- Homeless Gay Teens Cast Out by Religious Families | Rolling Stone
- Scary and sad.
(tags: religion homosexuality homelessness youth christianity catholicism)
- How to Justify Any Policy, No Matter How Bad It Might Be
- A bit like Jim Hacker’s tips on dealing with the press.
(tags: politics rhetoric argument)
- FOLLOWERS FIRST – Jazz As Movement
- Nathan Bugh writes: “Not only is following active and difficult, it is also the prerequisite for leading. When it comes to learning and teaching basic, lead/follow skills, the follower’s technique is a much more immediate priority than the leader’s technique. Her dancing ability, her awareness, strength, balance, use of the floor, etc. are the elements from which spring her following ability AND the leader’s leading ability. She is the beginning of the logic in the dance. In class, the followers empower the leaders to lead and to learn. Leaders judge their progress according to the results that their partners embody. Followers are the focus of the lead/follow process, and they have to follow before the leaders can lead.”

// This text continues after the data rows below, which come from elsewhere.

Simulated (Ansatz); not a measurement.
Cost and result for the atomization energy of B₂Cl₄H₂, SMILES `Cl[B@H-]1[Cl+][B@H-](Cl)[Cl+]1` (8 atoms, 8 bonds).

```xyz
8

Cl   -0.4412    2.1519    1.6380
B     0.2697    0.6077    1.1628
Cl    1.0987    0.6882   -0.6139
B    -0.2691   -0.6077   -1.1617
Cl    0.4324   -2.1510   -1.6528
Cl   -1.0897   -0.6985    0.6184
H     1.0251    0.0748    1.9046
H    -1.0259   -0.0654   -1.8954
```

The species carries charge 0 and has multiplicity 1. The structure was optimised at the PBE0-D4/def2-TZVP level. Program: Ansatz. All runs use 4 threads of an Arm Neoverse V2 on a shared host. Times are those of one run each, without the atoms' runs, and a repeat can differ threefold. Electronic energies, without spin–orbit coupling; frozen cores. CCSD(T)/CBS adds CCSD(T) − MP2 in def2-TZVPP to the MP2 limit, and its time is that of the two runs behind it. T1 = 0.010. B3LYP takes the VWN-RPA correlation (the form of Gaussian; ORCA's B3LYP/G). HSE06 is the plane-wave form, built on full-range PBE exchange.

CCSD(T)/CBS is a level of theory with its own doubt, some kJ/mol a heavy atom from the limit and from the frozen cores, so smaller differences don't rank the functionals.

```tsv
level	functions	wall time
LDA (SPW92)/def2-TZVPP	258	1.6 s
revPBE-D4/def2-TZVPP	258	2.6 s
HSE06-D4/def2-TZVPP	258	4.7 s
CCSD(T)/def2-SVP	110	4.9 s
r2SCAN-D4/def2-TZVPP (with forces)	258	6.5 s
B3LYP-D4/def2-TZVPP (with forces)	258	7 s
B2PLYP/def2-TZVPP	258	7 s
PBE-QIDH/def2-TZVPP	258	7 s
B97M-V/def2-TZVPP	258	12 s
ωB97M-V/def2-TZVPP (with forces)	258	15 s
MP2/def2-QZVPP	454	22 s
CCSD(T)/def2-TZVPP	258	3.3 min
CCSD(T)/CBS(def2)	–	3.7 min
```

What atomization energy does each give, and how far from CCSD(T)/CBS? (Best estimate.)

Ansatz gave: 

(tags: jazz lindy hop swing dancing following leading)
- OkCupid | Aithrobates / 29 / M / Detroit, Michigan
- Scott Alexander uses his OKCupid profile to protest OKCupid’s protest of the appointment of Brendan Eich as Mozilla’s CEO: “You should message me if You have some kind of weird fetish for people who protest decisions made by online dating sites. Must enjoy long walks on the beach during which we talk about nothing except how terrible OKCupid’s decision was.”
(tags: okcupid brendan-eich mozilla homosexuality)
- Why I’m cool with what happened to Brendan Eich
- Chris Hallquist was in favour of Eich getting the boot: “The boycott / internal protest against Eich worked because lots of people agreed with it. The employees of OKCupid and Mozilla behind the effort have no power, not even de facto power, that they could turn against a less deserving target. Nor is Eich being cast out of polite society. Really people, get a grip.”
(tags: chris-hallquist okcupid mozilla marriage brendan-eich homosexuality)
- Engineers are cold and dead inside, research shows • The Register
- This is true. I’ve been faking it all these years.
(tags: psychology research engineering emotion)
- Bringing your religious beliefs to work – what are the limits? | Opinion | The Lawyer
- Cherie Booth looks at the recent European court decisions on religious expression at work (decisions which seemed pretty sensible to me).
(tags: law religion discrimination europe homosexuality)
John Sentamu, the Archbishop of York, recently released a statement on gay marriage. It’s doing the rounds on Facebook. Here’s a comment I posted there:
What an odd article: long on words, short on reasons why broadening the definition of marriage would be a bad thing.
Civil partnerships aren’t identical to marriage for some people: for example, married couples where one person transitions from one gender to another are forced to dissolve marriages and get civil parterships. For such people, it is very clear that a civil partnership is a second-class marriage: see http://www.sarahlizzy.com/blog/?p=87 for example.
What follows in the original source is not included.